Line 305: There is also a possible difference in the temporal scales between that modeling experiment and this study presented in the manuscript. I’m assuming this study occurred over a time period of less than one working day (<8 hours). If a boundary condition is introduced and held constant for a sufficient period of time (e.g., rainfall onto soils followed by a period of no rain for a week) the radial distribution of xylem velocities will stop mattering after the slowest path has reached the sampling height. The variation in flowpath velocities would only be a strong consideration if the water boundary condition at the roots was rapidly changing relative to the transit time between roots to the sampling point, which might not always be a real-world concern.

Line 316: Something wrong with this reference “?Dubbert”

- James Knighton

General comments:

The study of Seeger & Weiler assesses the distribution of water transport velocities within a tree stem, using a dye tracer and a virtual experiment. The study’s main goal is to test the assumption δRWU = δXylem, often used in isotope-based plant water uptake studies. Moreover, it studies how different xylem sampling approaches affect derived water transport velocities. The study finally concludes that δRWU = δXylem is too simplified and that the variation of water transport velocities needs to be better addressed in isotope-based plant water uptake models and when sampling xylem water ofr isotopic analysis.

The major constrain of the study is that it was not directly compared to, for instance, sap flow or water stable isotope measurements. Also, looking at the cut surfaces of the stem, the cutting seems not to have always worked so well (Fig. 2a) and probably has made the image processing more difficult and less accurate. Yet, the study is a nice starting point for further studies on that topic and it provides good suggestions for further improvements of the method. The ideas of this study is original, and the study will be a great add-on to the current literature.

Specific comments:

The table and figures are lacking important information. Explanation for abbreviations is widely missing. All figures need to be explained better in the figure legends, not just in the text.  A lot of information can be only found in the text, see e.g. information in lines L189, L209-210. The legend of Fig. 4b for instance is not referring at all to the flow path length (x-axis of the figure). 

It would be great if the figures would also use/refer to the abbreviations from the equations for better understanding.

The connection between 1 Introduction, 1.1 and 1.2 should be made clearer. The relevance of 1.1 and 1.2 only get clearer when the objectives (1.3) are listed. Some sentences at the end of section 1 should introduce 1.1 and 1.2.   

How is the variation within a xylem class? Looking at Figure 4, also the trunk side of the sampled tree mattered. Figure 3a assumes no large variation within the xylem class? This point of variation within a xylem depth class should be also discussed.

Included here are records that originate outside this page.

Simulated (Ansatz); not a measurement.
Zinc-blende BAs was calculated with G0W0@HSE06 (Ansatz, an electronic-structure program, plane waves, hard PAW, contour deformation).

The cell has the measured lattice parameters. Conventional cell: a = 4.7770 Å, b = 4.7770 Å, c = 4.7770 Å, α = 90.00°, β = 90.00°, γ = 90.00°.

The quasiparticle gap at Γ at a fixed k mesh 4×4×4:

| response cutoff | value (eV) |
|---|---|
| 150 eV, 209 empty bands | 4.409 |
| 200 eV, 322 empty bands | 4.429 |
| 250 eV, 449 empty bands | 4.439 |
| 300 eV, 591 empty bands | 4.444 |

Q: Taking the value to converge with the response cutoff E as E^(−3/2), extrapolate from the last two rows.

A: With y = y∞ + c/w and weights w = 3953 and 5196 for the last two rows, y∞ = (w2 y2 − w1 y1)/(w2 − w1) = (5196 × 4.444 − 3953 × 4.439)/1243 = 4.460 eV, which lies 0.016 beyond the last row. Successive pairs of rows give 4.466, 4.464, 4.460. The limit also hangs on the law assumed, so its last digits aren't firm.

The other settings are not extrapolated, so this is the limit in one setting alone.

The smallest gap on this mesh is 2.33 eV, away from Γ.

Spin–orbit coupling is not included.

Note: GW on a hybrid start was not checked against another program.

Will you share your codes with the community?

Line by line comments (mainly minor):

L3: you only study the plant water uptake/transport starting from the stem base

L8: "sampling approaches for xylem water stable isotopes"

L12: since they (?, the isotopic signatures?)

L17:  water stable isotopes

L21: maybe rather introduce abbreviation δsoil here

L26: "soil water isotopic data"

L29: you could add the information in the brackets directly in the sentence, nicer to read

L45: led

L47: phrasing, better: „were not able to“

L49: "of an in-situ"

L78: for consistency: "all water that is contained"

L79: CVD abbreviation not introduced

L82: the borehole method likely only sees the last few cm of the borehole before the airstream is carried out of the stream

L95: it would be enough/nicer just to write: a dye tracer experiment (Fig. 1). We… 

L96: nicer to read if you just add the info in the brackets to the text, for example, „segment of a 3.5 cm“

L98-99: add maybe „for this study“ or “here”

L107: add company information etc. for brilliant blue

L115: Figure 2, could you add a scale as a reference?

L118: „where we used“ 

L118: how big is one pixel?

L120: how were the classes defined exactly? Be more precise. Why six classes? I would already add “(Fig.2c)” here

L124: might be nicer to write „Eq. 1“ etc. As you also reference to them later.

L133: „required velocities u_n to reach“

L152: add more information „does not matter because…“

Figure 3; four different kinds of tiny circles? do you mean shapes/colour groups?

L160-165: explain / reference the choice for innermost=0, outermost decreases again

L170: “any study”

L172: „different xylem sampling approaches will capture“

L174. intercomparison, inter-comparison reads nicer

L185: how much was the thicker end of the stem?

L186: you could add „Eq. 6“

L194: „virtually“ is confusing here as this is the actual experiment

L199: equation 2.1.2??

Fig.5 legend. „per xylem depth class“, (c) is actually the xylem radius (be more consistent)

Fig.6 Frequency: y-axis labels

L230: led

L238: led

L247-251: maybe make two sentences out of this very long one

L252: no comma

L254: „as fast as“

L255-L261: mention that velocities can be highly species-specific and size of tree etc.

L258: wasn’t this even in three heights?

L265: did you sample your stem for isotopic analysis? so that you could compare it directly?

L266-274: these are all different species, might be worth to emphasize this more

L270: start new sentence after “… beech)”

L278: led

L284: phrasing

L285: „more conductive pores“ than? be more precise

L287: „trees. It is“

L288: behave differently

L294: overrepresentation, over-representation reads nicer

L316: ?Dubbert, delete“?“

L316: phrasing